Old Railway Blues

The charge levelled by Fine Gael that the Department of Public Enterprise "doctored" an important report on rail safety is very…

The charge levelled by Fine Gael that the Department of Public Enterprise "doctored" an important report on rail safety is very serious and requires a detailed response from the Minister for Public Enterprise, Ms O'Rourke. Fine Gael has claimed that safety on three routes - Athlone to Claremorris, Mallow to Tralee and Limerick Junction to Waterford - has been comprised by dilution of the risk assessment made by the British firm, International Risk Management Services (IRMS). Certainly, there are serious discrepancies between the draft document and the final published report which cannot be easily explained. In the draft report, the consultants found that safety standards on the three routes pose an unacceptable risk and require urgent attention. By contrast, the final report said there were "no line sections where passenger risk level exceeded the intolerable risk benchmark". In the draft the consultants also conclude: "The real problem is that no serious railway in the world would be running such a lightweight and obsolete rail section in main lines. The responsibility (for safety) has been pushed onto those at the lowest level without them being aware of what they are taking on". The final report, though damning of safety standards and management practices, was much more polite and restrained in its language. There was no mention of any intolerable risk on the three lines in question.

While denying that its findings were watered down, IRMS has acknowledged that the Department of Public Enterprise made revisions to the final text. The Department itself claims that this kind of consultation is routine in such cases. But the tens of thousands of people who travel along the three routes in question every year will not be reassured by this explanation - especially when these same routes were also found to be in a dangerous condition in an earlier safety review commissioned by CIE two years ago. It is to be hoped that the controversy will help to concentrate minds in government on the dangerous and shameful state of the rail system in this State. Improvements have been made on the Belfast/Dublin/ Cork lines but these only serve to highlight the chronic under investment in the rest of the rail network. The average age of locomotives is now 23 years; that of carriages 16 years; signalling installations and some sections of track are in a very poor condition. The most neglected section of track, that between Dublin and the West, would not be out of place in some of the poorest, least developed regions of the world.
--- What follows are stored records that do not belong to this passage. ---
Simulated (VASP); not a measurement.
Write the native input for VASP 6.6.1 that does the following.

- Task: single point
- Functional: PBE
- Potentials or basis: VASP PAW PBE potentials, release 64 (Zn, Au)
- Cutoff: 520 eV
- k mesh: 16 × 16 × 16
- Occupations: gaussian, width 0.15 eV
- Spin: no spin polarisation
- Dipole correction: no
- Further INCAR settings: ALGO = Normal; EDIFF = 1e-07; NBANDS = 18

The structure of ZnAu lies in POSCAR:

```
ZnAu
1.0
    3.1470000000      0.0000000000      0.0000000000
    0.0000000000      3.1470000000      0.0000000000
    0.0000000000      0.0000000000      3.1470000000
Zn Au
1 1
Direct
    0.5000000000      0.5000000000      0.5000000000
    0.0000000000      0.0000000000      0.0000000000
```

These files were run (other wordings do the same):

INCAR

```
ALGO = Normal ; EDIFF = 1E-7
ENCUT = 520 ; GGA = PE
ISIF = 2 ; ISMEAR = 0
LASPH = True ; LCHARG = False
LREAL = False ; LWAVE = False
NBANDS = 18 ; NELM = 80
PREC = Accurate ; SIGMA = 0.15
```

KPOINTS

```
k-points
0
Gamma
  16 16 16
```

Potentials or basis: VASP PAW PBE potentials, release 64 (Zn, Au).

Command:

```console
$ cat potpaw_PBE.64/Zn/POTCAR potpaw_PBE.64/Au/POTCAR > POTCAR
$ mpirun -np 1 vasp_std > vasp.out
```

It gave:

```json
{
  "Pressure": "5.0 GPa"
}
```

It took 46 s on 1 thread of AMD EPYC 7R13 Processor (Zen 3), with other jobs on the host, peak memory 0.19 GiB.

CIE itself estimates that it would cost £650 million over eight years to bring the service up to the standard of the Belfast/Dublin/Cork lines; the IRMS report recommends that £590 million should be spent on the system over the next 15 years. In framing a response to these reports, the Government must first respond to the safety concerns and invest what is required without further delay. It might also, instead of giving the impression of fumbling around in the dark on the issue of public transport, move to give priority to the rail system. The case for major investment in modern train systems, of the type taken for granted by our EU partners, is clearcut.